In exchange, I've had no personal qualms responding to coworkers if they emailed or messaged at 11pm and I happened to be awake to see it for whatever reason. Management certainly never expected people to work at these hours and generally actively discouraged it except during strictly-defined emergencies. I'd certainly have pushed back on any kind of expectation like this, and in all honesty I think when people work odd hours sometimes managers strongly question their time management skills. But some colleagues seemed to have odd working hours and I both enjoy my work and enjoy helping / chatting / troubleshooting with my coworkers. So if I wasn't doing anything else I'd usually respond and provide the info they needed to get past their blocker.
A key part of this though, is that I'm doing this with/for other employees at my level who happen to have asynchronous working hours, not at the insistence of management.

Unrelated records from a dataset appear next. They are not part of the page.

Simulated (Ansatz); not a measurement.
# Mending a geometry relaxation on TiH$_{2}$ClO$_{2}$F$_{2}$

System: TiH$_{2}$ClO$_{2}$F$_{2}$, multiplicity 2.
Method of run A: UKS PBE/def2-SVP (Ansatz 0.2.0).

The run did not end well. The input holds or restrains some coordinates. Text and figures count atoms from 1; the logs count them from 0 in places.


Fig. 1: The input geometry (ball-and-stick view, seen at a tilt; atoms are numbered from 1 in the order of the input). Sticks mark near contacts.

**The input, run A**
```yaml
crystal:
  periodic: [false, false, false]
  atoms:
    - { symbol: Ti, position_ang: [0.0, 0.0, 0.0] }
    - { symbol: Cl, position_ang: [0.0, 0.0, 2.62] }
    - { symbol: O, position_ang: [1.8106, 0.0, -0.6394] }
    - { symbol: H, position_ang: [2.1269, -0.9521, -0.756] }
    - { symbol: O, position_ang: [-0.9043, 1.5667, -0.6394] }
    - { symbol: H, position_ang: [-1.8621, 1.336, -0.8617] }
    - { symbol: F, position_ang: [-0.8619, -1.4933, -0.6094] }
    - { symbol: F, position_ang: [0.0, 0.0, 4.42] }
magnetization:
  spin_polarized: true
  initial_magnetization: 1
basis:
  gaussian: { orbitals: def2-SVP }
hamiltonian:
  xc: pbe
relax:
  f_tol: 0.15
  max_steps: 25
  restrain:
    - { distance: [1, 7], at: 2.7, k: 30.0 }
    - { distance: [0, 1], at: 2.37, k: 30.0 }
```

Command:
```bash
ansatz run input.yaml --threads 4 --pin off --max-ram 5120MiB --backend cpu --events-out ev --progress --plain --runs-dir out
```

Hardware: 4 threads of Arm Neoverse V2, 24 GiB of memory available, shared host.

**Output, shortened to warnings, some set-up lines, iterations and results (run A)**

Also notable, was that the company that was very strict about clocking in/out using a fingerprint scanner when arriving, or while taking lunch, also never saw any employees working before 8:15am or after 5:15pm. In their case this seemed like dysfunction, due to their overall poor culture. But I could see in a hypothetical healthier culture that this could be a strong positive for many employees.
I think at the end of the day, employees should feel comfortable ignoring pretty much any communication they receive outside of working hours. I also feel like they should feel comfortable responding to off-hour communication if they find it rewarding, engaging, or simply not a hassle.